Building Practical AI Agents
November 15, 2025·4 min read
“AI agents” is overloaded. A lot of demos are a prompt plus a loop plus vibes. I care about agents that close a real loop:
- produce an artifact (a summary, a report, a PR),
- verify it against explicit criteria,
- and revise until it’s acceptable (or fail loudly with a reason).
If you can’t explain the loop, instrument it, and test it with real inputs, you don’t have an agent. You have a generator.
TL;DR
- Make the loop explicit:
draft -> verify -> revisewith a max revision budget. - Verify against something concrete: schemas, checklists, citations, invariants, or policy gates.
- Log state transitions and the reasons for revisions. “It got better” is not a debug strategy.

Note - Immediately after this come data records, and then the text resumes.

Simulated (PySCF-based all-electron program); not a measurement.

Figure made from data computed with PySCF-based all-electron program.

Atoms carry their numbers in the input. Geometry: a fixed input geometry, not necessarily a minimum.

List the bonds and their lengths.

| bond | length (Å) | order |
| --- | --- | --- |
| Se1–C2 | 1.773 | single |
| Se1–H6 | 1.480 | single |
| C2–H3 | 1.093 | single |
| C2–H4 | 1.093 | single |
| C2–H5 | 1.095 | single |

- Treat tools as untrusted I/O: timeouts, retries, and bounded outputs.
- Keep the agent state visible to operators. If work, blockers, and memory are opaque, the system will feel smarter than it is.
The loop matters more than the model
The model choice matters. The loop matters more.
When an agent is reliable, it is usually because the control structure is boring:
- the input shape is constrained,
- the output artifact is inspectable,
- verification is explicit,
- retries are bounded,
- and failure is visible.
That pattern works whether the artifact is a summary, a docs patch, a deployment plan, or a DAG run in an operator UI.
Here is the smallest useful version:
class SpecState(TypedDict):
task: str
draft: str
verified: str
needs_revision: bool
revision_count: int
max_revisions: int
def _build_graph(self):
workflow = StateGraph(SpecState)
workflow.add_node("draft_step", self.draft_node)
workflow.add_node("verify_step", self.verify_node)
workflow.add_node("revise_step", self.revise_node)
workflow.set_entry_point("draft_step")
workflow.add_edge("draft_step", "verify_step")
workflow.add_conditional_edges(
"verify_step",
self.should_revise,
{"revise": "revise_step", "end": END}
)
workflow.add_edge("revise_step", "verify_step")
return workflow.compile()
The point is not LangGraph specifically. The point is that the behavior is a state machine instead of an improvised conversation.
Current examples from my stack
This pattern now shows up in a few different places across the projects on this site:
1) News Analyzer: the pipeline is the product
The News Analyzer demo is the most literal example. It is an agentic content pipeline:
- collect inputs,
- extract content,
- draft a summary,
- enrich or verify,
- and deliver an artifact.
That is useful because the artifact is concrete and the pipeline stages are visible. You can inspect where it failed instead of treating the whole system like magic.
2) Loom Core: agent work becomes observable
In Loom Core, the interesting part is not “the agent can do things.” The interesting part is that sessions, tasks, memory, workflows, and server health are all visible in the HUD.
That matters operationally. Once agents touch repos, infra, or long-running workflows, you need to know:
- what the agent believes it is doing,
- what is blocked,
- what tool is slow,
- and what decision was recorded.
Without that, the agent may still be productive, but it won’t be trustworthy.
3) MentatLab: orchestration is an operator surface
MentatLab takes the same core idea and puts it in an operator-facing DAG workflow surface. That is a very different UX from a chat window, but the reliability pattern is the same:
- explicit steps,
- clear handoffs,
- visible state,
- approvals where needed,
- and an artifact at the end.
If a system affects real workflows, I want to be able to point at the graph and say where the risk lives.
Verification is the gate, not the epilogue
The reliability gain comes from the verification step. The verification model acts as a critic: it checks a concrete rubric and either approves or returns actionable feedback.
def verify_node(self, state: SpecState) -> SpecState:
"""Quality verification using orchestrator model."""
response = self.verify_model.invoke([
SystemMessage(content="Review this draft. If acceptable, output APPROVED. If issues, output REVISE: <feedback>"),
HumanMessage(content=f"Task: {state['task']}\n\nDraft:\n{state['draft']}")
])
if "APPROVED" in str(response.content):
return {"verified": state['draft'], "needs_revision": False}
return {"needs_revision": True, "verified": str(response.content)}
This is the difference between “pretty output” and “a system you can lean on at 6am.”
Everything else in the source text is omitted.